THE MINISTER OF POLICE FIRST APPLICANT
THE NATIONAL COMMISSIONER, SECOND APPLICANT
SA POLICE SERVICE
THE HEAD, CENTRAL FIREARMS REGISTER N.O. THIRD APPLICANT
AND
ANDREW TONKIN GUNS & RIFLES CC RESPONDENT
JUDGMENT
MOLEFE J
[1] This is an application for rescission of the default judgment granted against the Applicants on 9 October 2015 and that the Applicants/Defendants' defence in the main action be reinstated. The application is brought in terms of the common law.
[2] For a rescission of an order in terms of the common law, sufficient cause must be shown, which means that:
2.1. there must be a reasonable and acceptable explanation for the default;
2.2. the applicant must show that the application was made bona fide;
2.3. the applicant must show that he has bona fide defence which prima facie has some prospects of success.
[3] It is settled law that the Court, by virtue of its inherent powers of rescission in terms of the common law, has the power to rescind a judgment or order obtained on default of appearance provided that sufficient cause for rescission has been shown. The term 'sufficient cause' "defies precise or comprehensive definition, for many and various factors are required to be considered"[1]
Factual Background
[4] The Respondent (plaintiff in the main action) claimed damages in the sum of R1 689 495, 00 arising out of the seizure by members of the South African Police Services (SAPS) of ammunition belonging to the Respondent which was kept in a strongroom at its business premises ("the Northriding strongroom") on 13 July 2011. The Northriding strongroom was on that date, sealed by the SAPS thereby being rendered inoperative to the Respondent ("the seizure").
[5] The Northriding strongroom and ammunition were returned to the Respondent on 31 October 2012. It is alleged by the Respondent that it suffered damages in the sum of R1 689 495, 00 by way of loss of business profit during the period 13 July 2011 to 31 October 2012 as a consequence of the seizure.
[6] On 9 October 2015, the Court in the absence of the Applicants (defendants in the main action) granted a default order in terms of which the Applicants' defence was struck out. The default order was granted pursuant to the Applicants having failed to comply with the Court order granted on 26 March 2015 in terms of which the Applicants were ordered to make the documents requested by the Respondent in terms of Rule 35 (3) of the Uniform Rules of Court available for inspection in accordance with Rule 35 (6), or to state under oath that such documents were not in their possession.
[7] The relevant facts with regard to the Defendants not having complied with the Plaintiff's notice in terms of Rule 35 (3) are as follows:
7.1 The Plaintiff's rule 35 (3) notice was served on the Office of the State Attorney on 21 January 2015. The Defendants were in terms of the rule 35 (3) notice required to make the following documents available for inspection within 10 days ie. on or before 4 February 2015:
7.1.1. South African Police Service Douglasdale docket CAS 370/07/2011; (item 1)

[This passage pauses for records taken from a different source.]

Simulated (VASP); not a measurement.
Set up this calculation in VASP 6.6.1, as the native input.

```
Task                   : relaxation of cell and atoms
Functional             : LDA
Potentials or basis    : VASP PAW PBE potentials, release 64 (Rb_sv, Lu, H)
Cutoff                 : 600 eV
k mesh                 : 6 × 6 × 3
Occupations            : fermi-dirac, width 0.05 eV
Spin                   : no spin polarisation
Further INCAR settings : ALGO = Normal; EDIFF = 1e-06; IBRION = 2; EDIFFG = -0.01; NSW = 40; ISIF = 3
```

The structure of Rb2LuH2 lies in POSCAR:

7.1.2. All documentation including applications, permits, authorisations, licences and correspondence held by the South African Police Service Central Firearms Registry relating to Andrew Tonkin Guns and Rifles CC (CFR No 100159); (item 2)
7.1.3. The internal file compiled and held by the South African Police Service Central Firearms Registry relating to Andrew Tonkin Guns and Rifles CC (CFR 100159); (item 3)
7.1.4. The investigation file and report compiled by the Independent Complaints Directorate of the SAPS in connection with investigations conducted into the conduct of Lieutenant Colonel Kemp during the period 2012 - 2014; (item 4)
7.2 Prior to the lapse of the 10 day period on 2 February 2015, at the second pre-trial conference, the Defendants' attorney (Mr Kobus Meier) undertook to make enquiries as to the documentation requested in terms of the rule 35 (3) notice. On 18 February 2015, the Plaintiff served an application to compel the discovery of the documents listed in the rule 35 (3) notice. The application to compel was enrolled for hearing on 26 March 2016;
7.3 By way of letters dated 4 March 2015[2], 11 March 2015[3] and 17 March 2015[4] addressed to the National Commissioner and SAPS, the Defendants requested the documents requested in the rule 35 (3) notice. All these documents resort under different offices. On 26 March 2015 the Plaintiff obtained an order compelling the Defendants to make discovery of the documents and the order was served on the Office of the State Attorney on 8 April 2015.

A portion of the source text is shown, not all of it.